For new readers

To get an idea of what I'm trying to do and why I think it's possible, check out the following entries, they'll help get you up to speed.

Friday, February 10, 2012

Tips from an old friend

Mike Galoob - athletic jack of all trades
Mike Galoob was my room-mate at college.  For a year or more we shared a low rent pile-of-crap house 30 feet from the railroad tracks in Norman, Oklahoma, while attending the University.  We built a climbing gym in the attic and through a legendary halloween party (the only party i've ever really thrown) that took us weeks to clean up from and resulted in a gaping hole in our ceiling that we tried to cleverly disguise during the house inspection required to get our deposit back when we moved out (we didn't get it back).  During those years all we thought about was climbing - we climbed under bridges, on buildings, and up water-towers (for which we got arrested).  We'd drive round trip to Colorado on every long weekend, or make our own 'unofficial' long weekends by skipping class.  Mike was a tremendously gifted climber and talented athlete all around - gutsy, great stamina, and extremely confident.  The only thing he had going against him was really stinky feet (a small price to pay since we were all a pretty smelly bunch anyway).

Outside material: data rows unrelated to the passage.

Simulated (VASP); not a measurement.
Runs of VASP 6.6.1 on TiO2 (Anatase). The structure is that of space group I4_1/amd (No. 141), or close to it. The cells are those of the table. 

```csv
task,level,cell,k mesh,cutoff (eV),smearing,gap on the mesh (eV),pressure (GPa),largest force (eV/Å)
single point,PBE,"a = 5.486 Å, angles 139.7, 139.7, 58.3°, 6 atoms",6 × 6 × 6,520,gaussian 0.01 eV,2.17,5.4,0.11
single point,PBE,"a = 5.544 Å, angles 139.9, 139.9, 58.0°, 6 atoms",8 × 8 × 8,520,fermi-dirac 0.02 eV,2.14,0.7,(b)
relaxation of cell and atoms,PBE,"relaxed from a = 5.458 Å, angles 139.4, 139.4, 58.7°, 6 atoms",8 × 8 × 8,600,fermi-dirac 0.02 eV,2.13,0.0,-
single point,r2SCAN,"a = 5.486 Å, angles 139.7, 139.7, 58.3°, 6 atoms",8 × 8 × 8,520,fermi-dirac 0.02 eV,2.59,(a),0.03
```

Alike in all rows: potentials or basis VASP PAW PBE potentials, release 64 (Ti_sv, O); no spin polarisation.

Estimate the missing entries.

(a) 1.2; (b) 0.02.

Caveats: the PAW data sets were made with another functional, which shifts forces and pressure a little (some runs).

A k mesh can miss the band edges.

I lost track of Mike for many years but thanks to the good side of facebook we've started to catch up.  What's interesting is that in some non-insignificant ways our lives have paralleled each other
- he's married to a rather athletic woman (like me) and has a pair of young kids (girls - mine are boys).  He's still climbing occasionally (but not nearly as much) but is more focused on racing/endurance sports, and is apparently pretty good at it.

He's been reading a posting some comments on here recently and yesterday sent me an email that had some great thoughts that bear passing on, stuff that seems so relevant that i'm surprised i hadn't really thought of it before:

Weight matters
I've (short-sightedly) always subconsciously assumed people interested in what i'm writing/pursuing would be in pretty good shape at optimum weight.  I retrospect, this is a ridiculous assumption.  And as Mike pointed out - one of the 'easiest' ways to get faster is to get down to fighting weight.  According to Mike's personal experience (and some of his research), you can expect to gain about 2 seconds per mile of running speed per pound you drop.  Even people in reasonably good shape might be carrying around an extra 10 lbs or so (Mike says he dropped about 20 pounds when he decided to start racing more seriously) - shed that and without any fitness gains you should find yourself 20 seconds per mile faster.  And i gotta tell you, if you've been running regularly you'll recognize that 20 seconds per mile is a pretty significant gain in terms of speed.  In fact, Mike's mention of this has made me decide to try to figure out where my own 'ideal weight' is - i don't think i've got much to lose, but I am certainly heavier now by about five pounds that i have been in the past (and as much as i'd like to think so, its probably all in those burgeoning calves of mine.

As for Mike, I'll be keeping an eye on what he's up to, and have decided to follow his training - there's a link on the right (around and around and around) for those interested.  Thanks Mike!